Teamwork, the formula for success

Teamwork, the formula for success

Teamwork, the formula for success

Just repeating the mantra of teamwork does not work. The members of the team have to be committed to the goal of the organisation or team they are working for. A proper environment has to be created to make the members give their best wholeheartedly. A mere fiat from the top management may not bring the team members together as people resent anything that is imposed from outside without their consent.

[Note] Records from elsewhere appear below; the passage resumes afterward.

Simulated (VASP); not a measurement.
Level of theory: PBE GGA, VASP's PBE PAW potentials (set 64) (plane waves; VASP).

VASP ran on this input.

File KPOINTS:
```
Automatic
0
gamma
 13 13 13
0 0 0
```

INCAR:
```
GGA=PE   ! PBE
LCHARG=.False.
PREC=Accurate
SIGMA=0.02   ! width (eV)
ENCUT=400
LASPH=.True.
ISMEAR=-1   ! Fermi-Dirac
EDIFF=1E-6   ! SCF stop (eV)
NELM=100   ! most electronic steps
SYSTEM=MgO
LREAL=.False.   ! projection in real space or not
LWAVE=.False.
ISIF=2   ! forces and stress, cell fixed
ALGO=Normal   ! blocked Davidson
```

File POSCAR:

Successful organisations have made it a point to select the right people who have the enthusiastic attitude to teamwork. A few individuals may not fit such group working because of their ego hassles or other personal problems. It does not mean, however, there is no place for such individuals who can work better where there is minimal liasing with others like analysts, researchers and auditors. However, it should be appreciated that the inability to get on with fellow workers is a serious drawback and the boss should try everything to counsel that maverick to change for the better. No organisation can afford to have too many such difficult individuals who have problems of adjustment with others.

Without good understanding and cooperation it would be difficult to make teamwork a success. This is one of the problems we Indians face from time to time. We are too individualistic which makes vibing with fellow workers a difficult task. This could be due to jealousy or mistrust.
This in sharp contrast with the Japanese and other nationals who find teamwork the way of working as a work culture in the organisation. Managers from time to time in our business milieu should emphasise this aspect if we have to mobilise people power to the maximum.

The CEO and his senior executives should be talking and walking examples of good teamwork to be followed by others. The culture of teamwork should be nurtured in every individual and encouraged to reach out to others. For example, in certain organisations, every one is expected to suggest ideas for improvement. If each could contribute his mite, say, one per cent, then all these collectively could be a substantial figure when the sum total of all the efforts is collated.
That is the reason why not even one small idea from anyone should be considered too small to have any impact on the organisation’s bottom line. Little drops of water make a mighty ocean and the same is true of individual’s efforts vis-à-vis team output.

Teamwork exists in a formal or informal way in any organisation. Quality Circle, Group Activity, Small Group Activity (SGA) or Large Group Activity (LGA) are some of the formal groups fostering teamwork Also, a number of groups of like minded persons or disciplines exist in a non-structured manner —— “Birds of a similar feather flock together.” The idea of persons getting together is with the intention of tackling problems together, “Two heads are better than one.” In all these groups, the paramount consideration is to pool resources together.
Brainstorming becomes easier with groups with common goals. People come out with ideas and suggestions where they are likely to be heard and where persons are treated as equal partners within the group.
That is why it is important for any person, however talented or brilliant he/she might be, to merge his identity with the group to make matters easier for others.
Otherwise, there is a real danger that those who are not so gifted may remain silent spectators with a conviction that their views do not receive the attention they deserve.

The leader in a group can make or mar a team. His dynamism can create the right wavelength for others to take part in the teamwork with enthusiasm. That is why he has to be careful not to be overbearing or be a mere spectator. People look up to him to engage their services the right way for the well being of the team. If for example, there is an expert in data analysis in the group, he should get an assignment that shall enthuse him.  On the other hand, if the leader ignores that person’s expertise and allots some minor or insignificant work, then his talent will go waste. The leader has the onus of giving the right opportunity for everyone to shine in the team. We have examples in the sports field where the captain sometimes misses opportunities to give the right encouragement for some of his team members.
The outcome could have been different if only the captain had thought carefully about each team member’s strength and weakness. Managers should devise strategies to improve tem work in the organisation. They should convince their people the several advantages of working together for the good of the organisation they are working.

An environment of openness is a sure motivator, as the employees feel enthused to work for the common good.
The less number of de-motivators the better for a person to concentrate on his job and give his best.